The point made before was that iommufd hard depends on the content of
the iommu_domain for correctness since it uses it as the storage for
the PFNs.

Making an assumption that the prior kernle domain matches what iommufd
requires opens up the easy possibility of hypervisor kernel
corruption.

I think this is a bad direction..

You have to at least validate that userspace has set things up in a
way that is consistent with the prior domain before adopting it.

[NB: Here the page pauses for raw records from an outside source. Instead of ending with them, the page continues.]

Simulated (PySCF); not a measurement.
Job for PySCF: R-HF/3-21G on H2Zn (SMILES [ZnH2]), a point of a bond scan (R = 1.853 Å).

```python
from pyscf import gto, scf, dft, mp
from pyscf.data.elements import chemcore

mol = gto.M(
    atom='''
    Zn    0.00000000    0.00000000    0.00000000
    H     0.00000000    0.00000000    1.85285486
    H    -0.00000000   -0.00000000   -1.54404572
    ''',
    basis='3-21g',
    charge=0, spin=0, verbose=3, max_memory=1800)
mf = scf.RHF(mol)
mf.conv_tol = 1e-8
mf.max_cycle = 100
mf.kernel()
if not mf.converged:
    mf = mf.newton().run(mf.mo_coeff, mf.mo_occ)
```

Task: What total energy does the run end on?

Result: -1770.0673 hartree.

It would be easier to understand this if the performance costs of
doing such a validation was more understood. Perhaps it can be
optimized somehow.

> > > then it would be useful to avoid rebuilding identical tables. Maybe it
> > > ends up being in the "warm" path - the VM can start running but will
> > > sleep if taking a page fault before IOMMUFD is re-initalised...
> > 
> > I didn't think you'd support page faults? There are bigger issues here
> > if you expect to have a vIOMMU in the guest.
> 
> vIOMMU is one case, but another is memory oversubscription. With PRI/ATS
> we can oversubscribe memory which is DMA mapped. In that case a page
> fault would be a blocking operation until IOMMUFD is all set up and
> ready to go. I suspect there will be benefit in getting this fast, but
> as long as we have a path to optimise it in future I'm totally fine to
> start with re-creating everything.

Yes, this is true, but if you intend to do this kind of manipulation
of the page table then it really should be in the exact format the new
kernel is tested to understand. Expecting the new kernel to interwork
with the old kernel's page table is likely to be OK, but also along
the same lines of your fear there could be differences :\

Still, PRI/ATS for backing guests storage is a pretty advanced
concept, we don't have support for that yet.

Jason
Jacob Pan Oct. 16, 2024, 10:20 p.m. UTC | #12
Hi James,

On Mon, 16 Sep 2024 13:30:54 +0200
James Gowans <jgowans@amazon.com> wrote:

> +static int serialise_iommufd(void *fdt, struct iommufd_ctx *ictx)
> +{
> +	int err = 0;
> +	char name[24];
> +	struct iommufd_object *obj;
> +	unsigned long obj_idx;
> +
> +	snprintf(name, sizeof(name), "%lu", ictx->persistent_id);
> +	err |= fdt_begin_node(fdt, name);
> +	err |= fdt_begin_node(fdt, "ioases");
> +	xa_for_each(&ictx->objects, obj_idx, obj) {
> +		struct iommufd_ioas *ioas;
> +		struct iopt_area *area;
> +		int area_idx = 0;
> +
> +		if (obj->type != IOMMUFD_OBJ_IOAS)
> +			continue;
I was wondering how device state persistency is managed here. Is it
correct to assume that all devices bound to an iommufd context should
be persistent? If so, should we be serializing IOMMUFD_OBJ_DEVICE as
well?

I'm considering this from the perspective of user mode drivers,
including those that use noiommu mode (need to be added to iommufd
cdev). In this scenario, we only need to maintain the device states
persistently without IOAS.
Jacob Pan Oct. 28, 2024, 4:03 p.m. UTC | #13
Hi James,

Just a gentle reminder. Let me also explain the problem we are trying
to solve for the live update of OpenHCL paravisor[1]. OpenHCL has user
space drivers based on VFIO noiommu mode, we are in the process of
converting to iommufd cdev.

Similarly, running DMA continuously across updates is required, but
unlike your case, OpenHCL updates do not involve preserving the IO page
tables in that it is managed by the hypervisor which is not part of the
update.

It seems reasonable to share the device persistence code path
with the plan laid out in your cover letter. IOAS code path will be
different since noiommu option does not have IOAS.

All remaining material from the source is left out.